Growing up near Washington, D.C., Parilla began his love affair with flying when he visited the Smithsonian National Air and Space Museum as a child. He then enrolled in a high school aviation class. During his senior year at Northwestern, where he majored in psychology and participated in the Naval ROTC program, Parilla applied to the Naval aviation program. Within six months he was training in Pensacola, Fla. — the start of a whirlwind journey around the globe.

After learning to handle the four-engine, turbo-propelled P-3 jet aircraft, he was certified as an instrument-rated pilot and in 2000 he was sent to support U.S. land troops and peacekeepers in Bosnia and Kosovo. It was his first mission into a hostile environment. His objectives included relaying communication between ground troops and identifying enemy formations with “near real-time photo intelligence.”

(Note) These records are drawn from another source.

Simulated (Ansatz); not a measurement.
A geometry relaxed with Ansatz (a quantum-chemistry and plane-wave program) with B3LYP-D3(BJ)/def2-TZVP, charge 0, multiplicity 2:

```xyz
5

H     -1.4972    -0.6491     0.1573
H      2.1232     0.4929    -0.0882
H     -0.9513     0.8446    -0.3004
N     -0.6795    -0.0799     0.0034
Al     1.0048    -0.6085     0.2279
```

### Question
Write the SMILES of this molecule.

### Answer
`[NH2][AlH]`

After proving his mettle in Kosovo, Parilla was sent on classified assignments in Afghanistan in 2002 and in Iraq last April and May. As in previous missions, he was responsible for surveillance and communication duties. Once a target was spotted, the P-3, which can hold up to 16 missiles on board, could also be summoned to take out the threat.

Parilla earned achievement medals for heroic action in Iraq, where he faced the most treacherous conditions of any of his missions. The pilot of a P-3 could tell within 30 seconds whether a target was hostile or not, but there is always an air of uncertainty, known as the “fog of war.”

“People tend to act a lot more professional, and there’s definitely an adrenaline rush,” he says of the high-threat atmosphere. “You have to do more tasks at once and worry about smaller things that you normally wouldn’t care about.”

He returned from Iraq in May and in September began serving as the operations administration officer aboard the USS Carl Vinson.

All told, Parilla still has at least five more years of hectic mission-to-mission Navy service left.

“It’s been busy, but it’s been fun,” he says, and although wartime missions definitely rank “lower on the fun scale,” Parilla relishes every moment he spends with the Navy, from flying into fire in the Middle East to training fresh-faced recruits, which he also does now as a defensive flying instructor.

Still, among all his achievements, the greatest thrill of all is touching down on U.S. soil and returning to his wife, Lesley, and their Silverdale, Wash., home. There, in the brief moments he gets to relax, he enjoys skiing, hiking and working on community theater with Lesley.

“That feeling of coming home is just about second to none,” he says. “It makes you appreciate what you have and what you can do at home.”